#corpustools
corpustools is a Go library which provides statistical natural language processing functionality on a corpus or words / characters / whatever, represented internally as a sequence of integers. It is intended to be fairly lightweight and fast, and to operate on corpora which can be held in RAM (of the order of hundreds of millions, or the low billions, of tokens). With this in mind many of its operations are based on a suffix array index into corpora.
The functionality of the library includes: o Fast (O(log(N))) computation of frequency statistics over ngrams in the corpus, to underpin applications such as language modeling. o Rapid enumeration of all distinct ngrams in the corpus. o Nearest neighbor search over ngrams in the corpus based on their distributional statistics (co-occurrence modeling). o Computation of subsequences in the corpus which allow the description length of the corpus to be reduced.
##Installation instructions
- Install Go on your system.
- Download this repository into your $GOPATH.

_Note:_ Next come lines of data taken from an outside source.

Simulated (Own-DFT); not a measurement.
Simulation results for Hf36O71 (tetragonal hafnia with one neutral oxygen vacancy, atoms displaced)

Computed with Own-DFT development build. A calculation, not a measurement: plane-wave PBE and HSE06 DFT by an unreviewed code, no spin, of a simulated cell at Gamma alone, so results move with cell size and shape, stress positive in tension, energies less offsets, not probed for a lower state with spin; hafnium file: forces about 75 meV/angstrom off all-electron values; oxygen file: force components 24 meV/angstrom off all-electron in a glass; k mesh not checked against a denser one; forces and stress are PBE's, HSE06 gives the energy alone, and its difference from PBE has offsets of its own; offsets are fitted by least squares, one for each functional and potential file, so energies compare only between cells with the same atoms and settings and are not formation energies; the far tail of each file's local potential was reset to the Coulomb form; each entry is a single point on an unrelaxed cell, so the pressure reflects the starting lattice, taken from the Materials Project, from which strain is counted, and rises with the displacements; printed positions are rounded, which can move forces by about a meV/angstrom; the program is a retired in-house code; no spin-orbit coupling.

- Type "go install corpustools".
##Background
Much of the core functionality of the library is available through the Corpus object.
To create a corpus object from a text file:
import "corpustools"
lowerCase, returnChars := true, false
corpus := corpustools.CorpusFromFile("myfile.txt", lowerCase, returnChars)
which will tokenize myfile.txt into lower-case words (not characters), assigning each distinct token a unique integer key, and representing the sequence of tokens internally as an array of integers (the Corpus object also encapsulates the mapping from tokens to integers so that the internal representation can be translated back into its original format).
When the Corpus object is created, a suffix array for the corpus is also created. The suffix array consists of integer indexes into the corpus such that traversing the suffix array in order and following its pointers results in an ordered enumeration of all substrings of the corpus. For example, here is an example corpus and its corresponding suffix array:
corpus: [5, 4, 3, 2, 1]
suffix: [4, 3, 2, 1, 0]
We can see that suffix[0] points to position 4 in the corpus, which corresponds to the substring [1]. suffix[1] points to position 3 in the corpus, which corresponds to the substring [2, 1] > [1], and so on.
Although creating a suffix array doubles the amount of memory required by the Corpus object, it allows much faster searching of the corpus. A naive search algorithm in order to find the frequency of the substring [1, 2, 3] in the corpus, for example, will take O(N) time, whereas a binary search over the suffix array takes only O(log(N)) time.
##Usage
Once a corpus has been created, it is relatively easy to use. For example, in order to find the locations at which a given sequence is located:
indices := corpus.Find([]int{1, 2, 3})
In order to compute the frequency of a specified sequence:
f := corpus.Frequency([]int{1, 2, 3})
And to generate the set of all unique, ordered trigrams in the corpus:
trigrams := corpus.Ngrams(3)
Further and more detailed examples of the functionality provided by the library are included in the /examples folder.